An interesting article over at the MySQL Performance Blog was recently published about optimizing Sphinx queries that only filter by an attribute (i.e. do not contain a full-text query). I recommend reading the article first and then coming back here, but here’s a quick summary: a Sphinx query that only filters by an attribute may be relatively slow compared to an equivalent query in a regular DBMS. The reason for this is the fact that one cannot create indexes (as in B-tree indexes) for attributes in Sphinx as one would do in a DBMS. So to retrieve the results of such a query, Sphinx has to perform a full-scan of the index which is relatively costly depending on the size of the index.
The article describes a neat trick to get around this limitation: by adding a full-text indexed field for an attribute and querying that, one can achieve a greatly improved query time. In this post I’d like to demonstrate how this technique can be used with SphinxConnector.NET’s fluent API in conjunction with a real-time index.

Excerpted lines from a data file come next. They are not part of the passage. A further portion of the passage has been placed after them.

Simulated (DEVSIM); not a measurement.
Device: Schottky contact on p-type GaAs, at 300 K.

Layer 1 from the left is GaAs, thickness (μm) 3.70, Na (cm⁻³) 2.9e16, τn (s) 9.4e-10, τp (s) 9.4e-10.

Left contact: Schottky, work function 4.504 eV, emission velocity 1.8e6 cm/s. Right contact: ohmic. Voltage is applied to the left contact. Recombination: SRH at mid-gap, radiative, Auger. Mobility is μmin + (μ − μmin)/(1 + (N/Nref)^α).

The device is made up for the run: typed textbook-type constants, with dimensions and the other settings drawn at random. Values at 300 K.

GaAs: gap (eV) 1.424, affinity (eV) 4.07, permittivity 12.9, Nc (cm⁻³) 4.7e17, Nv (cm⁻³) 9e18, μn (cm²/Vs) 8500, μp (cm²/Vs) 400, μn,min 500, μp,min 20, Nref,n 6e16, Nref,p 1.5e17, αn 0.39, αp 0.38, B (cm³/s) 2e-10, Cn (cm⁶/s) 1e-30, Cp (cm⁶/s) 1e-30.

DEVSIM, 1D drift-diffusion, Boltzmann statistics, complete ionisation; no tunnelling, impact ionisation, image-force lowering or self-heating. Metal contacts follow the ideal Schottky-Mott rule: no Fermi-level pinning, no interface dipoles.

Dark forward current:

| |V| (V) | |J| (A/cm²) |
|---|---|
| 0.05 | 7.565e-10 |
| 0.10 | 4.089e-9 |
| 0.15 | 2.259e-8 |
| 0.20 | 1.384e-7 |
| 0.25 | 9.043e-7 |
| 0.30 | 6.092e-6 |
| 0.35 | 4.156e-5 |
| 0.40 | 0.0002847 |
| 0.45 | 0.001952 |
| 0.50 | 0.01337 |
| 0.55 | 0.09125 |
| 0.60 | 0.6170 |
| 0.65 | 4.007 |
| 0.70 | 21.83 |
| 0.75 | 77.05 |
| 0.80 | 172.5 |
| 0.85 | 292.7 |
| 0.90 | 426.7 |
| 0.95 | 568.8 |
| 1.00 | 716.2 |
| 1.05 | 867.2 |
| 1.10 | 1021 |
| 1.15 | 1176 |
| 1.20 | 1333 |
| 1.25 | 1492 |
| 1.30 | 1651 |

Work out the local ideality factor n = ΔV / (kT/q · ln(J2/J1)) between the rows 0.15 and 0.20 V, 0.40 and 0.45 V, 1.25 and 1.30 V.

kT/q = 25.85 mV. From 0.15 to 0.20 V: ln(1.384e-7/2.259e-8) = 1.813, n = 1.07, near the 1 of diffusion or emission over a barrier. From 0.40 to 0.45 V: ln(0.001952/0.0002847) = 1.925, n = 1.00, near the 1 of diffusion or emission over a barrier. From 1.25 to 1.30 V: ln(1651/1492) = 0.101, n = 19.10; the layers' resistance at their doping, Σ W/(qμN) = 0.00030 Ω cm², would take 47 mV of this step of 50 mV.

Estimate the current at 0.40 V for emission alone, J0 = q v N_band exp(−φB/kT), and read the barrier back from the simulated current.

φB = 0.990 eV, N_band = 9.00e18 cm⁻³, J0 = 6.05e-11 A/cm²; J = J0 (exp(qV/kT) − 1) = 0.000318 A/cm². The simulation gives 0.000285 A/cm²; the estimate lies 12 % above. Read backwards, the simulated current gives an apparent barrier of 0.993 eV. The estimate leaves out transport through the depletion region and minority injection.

The index in the articles example contains data about books, so I’ll be using that here as well. These documents have an integer attribute for a user id that we’d like to store as a full-text indexed field. Let’s take a look at what the document model should look like and which additional settings need to be applied.
To add the user id attribute to the full-text index it needs to be converted to a string. We’ll also add a prefix to each value to avoid it being included in the results of a “regular” full-text query. To do this, we add a string property to the document model that returns the converted and prefixed value:
public class CatalogItem
public int Id { get; set; }
public int UserId { get; set; }
public string Title { get; set; }
public string UserIdKey
get { return "userkey_" + UserId; }
As of Version 3.2, SphinxConnector.NET will automatically exclude any read-only property when selecting the results of a query, so no further setup is required here (it will of course still be inserted into the index during a save).
In previous versions of SphinxConnector.NET the UserIdKey property would have to be configured as follows:
fulltextStore.Conventions.IsFulltextFieldOnly = memberInfo => memberInfo.Name == "UserIdKey";
A query that uses the new attribute would then look this:
IList<CatalogItem> results = session.Query<CatalogItem>().
Match("@UserIdKey userkey_42").
For the sake of completeness, here’s the corresponding Sphinx configuration:
index catalog
type = rt
path = catalog
rt_field = title
rt_field = useridkey
rt_attr_string = title
rt_attr_uint = userid